Smart meters significantly increase household energy conservation

Smart meters can significantly increase energy conservation efforts, research from Saïd Business School at the University of Oxford reveals.

According to the study, real-time information on people’s energy usage is more effective in encouraging energy conservation than making users aware of the environmental impact of their usage.

The study, undertaken by Ximeng Fang, a Postdoctoral Research Fellow at Saïd Business School, alongside researchers from several global institutions, found that when applied alone, smart meters – which offer users real-time data on their energy usage – were effective in encouraging households to conserve energy when showering. Information on users’ environmental impact, delivered through a shower report offered via email, was ineffective when used on its own.

However, the researchers found that when used together, these methods were considerably more effective in encouraging energy conservation than when either was used in isolation.

They studied the effect of both sets of information on 351 students living in single-person dorm apartments and with a private bathroom within student dormitories in the cities of Bonn and Cologne, Germany, in the winter term 2016-17.

In sharing both sets of information, the complementary reports plugged a knowledge gap around the environmental impact of showering, and increased awareness about how much energy users were actively consuming, thereby effectively encouraging energy conservation.

Reflecting on the study, Ximeng Fang from Saïd Business School says that people across many countries are increasingly concerned about environmental problems like climate change, and many say they are willing to act in more sustainable ways, including through behavioural changes in their personal lives. However, people’s actions are often not consistent with their stated intentions. One reason is that there are usually no direct feedback mechanisms on the environmental friendliness of our actions.

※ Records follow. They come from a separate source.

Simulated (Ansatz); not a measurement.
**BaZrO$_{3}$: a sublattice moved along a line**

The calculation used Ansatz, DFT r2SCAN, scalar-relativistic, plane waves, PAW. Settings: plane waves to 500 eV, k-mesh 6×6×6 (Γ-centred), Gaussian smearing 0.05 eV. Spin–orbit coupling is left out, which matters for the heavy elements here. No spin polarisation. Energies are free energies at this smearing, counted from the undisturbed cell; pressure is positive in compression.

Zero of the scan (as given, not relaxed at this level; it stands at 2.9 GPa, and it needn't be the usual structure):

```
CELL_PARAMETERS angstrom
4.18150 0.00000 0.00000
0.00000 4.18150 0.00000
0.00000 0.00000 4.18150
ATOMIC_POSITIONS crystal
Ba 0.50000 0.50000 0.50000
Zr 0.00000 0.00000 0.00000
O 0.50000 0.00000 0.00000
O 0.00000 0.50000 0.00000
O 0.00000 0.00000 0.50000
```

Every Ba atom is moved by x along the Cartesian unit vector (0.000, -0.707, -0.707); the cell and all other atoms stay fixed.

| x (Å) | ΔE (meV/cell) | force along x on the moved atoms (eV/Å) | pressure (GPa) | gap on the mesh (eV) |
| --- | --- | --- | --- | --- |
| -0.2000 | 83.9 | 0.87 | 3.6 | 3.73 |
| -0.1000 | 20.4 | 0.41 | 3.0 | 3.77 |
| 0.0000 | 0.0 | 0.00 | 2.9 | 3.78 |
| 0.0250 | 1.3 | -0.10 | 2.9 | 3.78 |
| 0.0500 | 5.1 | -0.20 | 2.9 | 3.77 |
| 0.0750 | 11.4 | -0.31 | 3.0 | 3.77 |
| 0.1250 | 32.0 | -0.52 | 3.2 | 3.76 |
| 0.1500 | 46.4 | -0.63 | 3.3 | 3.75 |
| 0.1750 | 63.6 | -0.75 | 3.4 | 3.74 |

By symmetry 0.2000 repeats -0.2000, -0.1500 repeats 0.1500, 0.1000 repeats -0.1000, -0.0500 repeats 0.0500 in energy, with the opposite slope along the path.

In the research, it has been found that individuals are significantly more likely to engage in household energy and water conservation if they are constantly reminded through smart meters that provide real-time feedback. Moreover, individuals who received information on the carbon footprint of water heating did not engage in additional conservation efforts unless they also saw real-time feedback. This suggests that abstract knowledge alone is not enough, we must also keep environmental concerns at the top of our minds when it matters.

The paper, Complementarities in Behavioral Interventions: Evidence from a Field Experiment on Resource Conservation, has been published by the Journal of Public Economics.